Original comment surprised me. On my *testing* desktop box I'm running Mandriva Cooker (Mandriva's development build), updating 2-3 times a day. Mandriva is tracking KDE 4.4 development (it's now at KDE 4.3.95 or KDE 4.4RC2) and Kernel development (now 2.6.33rc5) fairly closely. I have the option to turn off those features (nepomuk & akonadi, which I do).
With the improved qt4.6.1 toolkit on which KDE is based, I'm getting snappier performance than ever.
Mad at KDE 4.4
With the improved qt4.6.1 toolkit on which KDE is based, I'm getting snappier performance than ever.
KDE developers have removed the kcm module from SystemSettings so you are not updated fully to 4.3.95. In addition KDEpim kmail will not run without akonadi. I was able to disable nepomuk by removing the backend that it needs to start so at least that cpu hogging piece of junk is gone.
Do you have the option?
You're right--upon checking, I have akonadi running, as I do use kmail on this box, but I have nepomuk disabled. I suspect the real CPU/memory hog is with nepomuk and strigi both enabled (they're in the same KDE dialog).
I've dumped KDE 4.4 for the
I've dumped KDE 4.4 for the exact same reasons mentioned above- Akonadi and Nepomuk. I fail to understand, why the the fsck do I need to have a MySQL server running on my laptop to merely index and hold my PIM data?? A good blog on this is at :- http://lukeplant.me.uk/blog/posts/a-plea-to-kde-developers/ and the comments below it . KDE apps are the best - but their decisions on the overall desktop experience are very very disappointing.
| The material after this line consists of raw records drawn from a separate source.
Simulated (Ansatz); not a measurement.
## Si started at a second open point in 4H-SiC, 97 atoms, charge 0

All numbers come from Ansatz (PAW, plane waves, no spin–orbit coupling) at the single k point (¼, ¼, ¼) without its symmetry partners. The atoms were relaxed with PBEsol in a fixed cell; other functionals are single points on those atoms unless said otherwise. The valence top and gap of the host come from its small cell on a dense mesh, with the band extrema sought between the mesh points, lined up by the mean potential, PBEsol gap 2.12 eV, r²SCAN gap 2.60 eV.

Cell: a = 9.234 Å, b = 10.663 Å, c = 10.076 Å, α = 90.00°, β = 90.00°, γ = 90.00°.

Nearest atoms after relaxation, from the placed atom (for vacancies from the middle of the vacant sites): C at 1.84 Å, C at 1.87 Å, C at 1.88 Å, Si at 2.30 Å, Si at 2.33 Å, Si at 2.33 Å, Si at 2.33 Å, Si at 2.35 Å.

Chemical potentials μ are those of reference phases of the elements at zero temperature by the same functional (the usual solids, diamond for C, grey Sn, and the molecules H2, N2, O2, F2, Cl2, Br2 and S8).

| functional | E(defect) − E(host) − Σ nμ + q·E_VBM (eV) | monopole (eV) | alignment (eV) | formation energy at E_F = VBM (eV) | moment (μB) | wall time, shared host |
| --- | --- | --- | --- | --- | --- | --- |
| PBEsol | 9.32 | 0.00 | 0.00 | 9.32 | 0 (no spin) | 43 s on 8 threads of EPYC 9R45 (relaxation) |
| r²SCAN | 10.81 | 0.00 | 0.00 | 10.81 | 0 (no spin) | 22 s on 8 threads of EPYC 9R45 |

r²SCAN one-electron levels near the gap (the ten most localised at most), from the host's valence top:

I am pissed off enough to go to GNOME full-time. Evolution as compared to Kontact is relatively less cluttered and doesn't hog your system resources. Tracker as compared to Nepomuk, isn't as full-featured...but can search files just as well. GNOME now looks better with each passing day.
Wait to experience a backlash from everyone once KDE 4.4 is released, and the users will start seeing performance slowdowns because of these dumb-ass technology decisions. KDE 4.4 will be one huge turd if they force the Akonadi and Nepomuk bindings down our collective throats.